Collins has authored several collections of poetry, including "The Trouble with Poetry ," "Nine Horses," "Sailing Alone Around the Room: New and Selected Poems," "Picnic, Lightning," and "The Art of Drowning." Collins has also been published in numerous mainstream arts magazines including Poetry , American Poetry Review, American Scholar, Harper's, Paris Review, and The New Yorker.

"Questions About Angels" released in 1991 was an Edward Hirsch selection for the National Poetry Series and "The Art of Drowning" was a finalist for the Lenore Marshall Poetry Prize. Collins other list of honors is equally impressive. It includes the Oscar Blumenthal Prize, the Bess Hokin Prize, the Frederick Bock Prize, the Levinson Prize and the Guggenheim Foundation fellowship. Most notably, in 2001, he was formally appointed as the 44th U.S. Poet Laureate, serving in that capacity until 2003.

His poetry has often been described as accessible, a term Collins despises. Accessible suggests a ramp for poetry challenged people, notes Collins, who prefers to have his work described as hospitable. He is also not known for his rhyming schemes - instead he is recognized for witty descriptions and his comedic touch.

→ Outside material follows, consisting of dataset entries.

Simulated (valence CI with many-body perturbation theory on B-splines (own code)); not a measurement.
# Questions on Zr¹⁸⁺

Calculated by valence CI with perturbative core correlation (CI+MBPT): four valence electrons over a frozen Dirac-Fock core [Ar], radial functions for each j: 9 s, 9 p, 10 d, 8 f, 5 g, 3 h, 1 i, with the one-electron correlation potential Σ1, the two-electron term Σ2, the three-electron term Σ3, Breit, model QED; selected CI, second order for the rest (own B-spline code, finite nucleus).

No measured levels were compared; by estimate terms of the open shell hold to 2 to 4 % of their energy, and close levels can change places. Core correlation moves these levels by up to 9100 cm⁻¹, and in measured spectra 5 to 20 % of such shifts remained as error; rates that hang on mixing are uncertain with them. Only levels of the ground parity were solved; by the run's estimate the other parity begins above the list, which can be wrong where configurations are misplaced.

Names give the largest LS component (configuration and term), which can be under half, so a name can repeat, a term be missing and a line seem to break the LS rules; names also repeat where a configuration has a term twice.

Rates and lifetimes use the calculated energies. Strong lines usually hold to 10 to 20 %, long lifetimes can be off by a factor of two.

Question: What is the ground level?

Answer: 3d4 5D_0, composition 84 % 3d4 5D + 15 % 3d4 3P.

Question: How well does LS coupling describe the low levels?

Like many of his modern peers, Collins has spent a great deal of his time teaching at various colleges and Universities. He has spent time in Ireland at University College Galway, and has taught at Columbia University, Sarah Lawrence, and for thirty years at Lehman College, City University of New York.

Collins is often compared to Robert Frost, but is better known for having created the poetic form of the paradelle, a hoax to parody the villanelle. Many critics at first failed to grasp the paradelle and its being a parody that mocked those poets who sought to adhere to formal poetry forms at the expense of common sense. The concept actually spawned a paradelle anthology that was published in January 2006.


Forgetfulness

The name of the author is the first to go
followed obediently by the title, the plot,
the heartbreaking conclusion, the entire novel
which suddenly becomes one you have never read, never even heard of,
as if, one by one, the memories you used to harbor
decided to retire to the southern hemisphere of the brain,
to a little fishing village where there are no phones.
Long ago you kissed the names of the nine muses goodbye
and watched the quadratic equation pack its bag,
and even now as you memorize the order of the planets,
something else is slipping away, a state flower perhaps,
the address of an uncle, the capital of Paraguay.
Whatever it is you are struggling to remember,
it is not poised on the tip of your tongue
or even lurking in some obscure corner of your spleen.
It has floated away down a dark mythological river
whose name begins with an L as far as you can recall
on your own way to oblivion where you will join those
who have even forgotten how to swim and how to ride a bicycle.
No wonder you rise in the middle of the night
to look up the date of a famous battle in a book on war.
No wonder the moon in the window seems to have drifted
out of a love poem that you used to know by heart.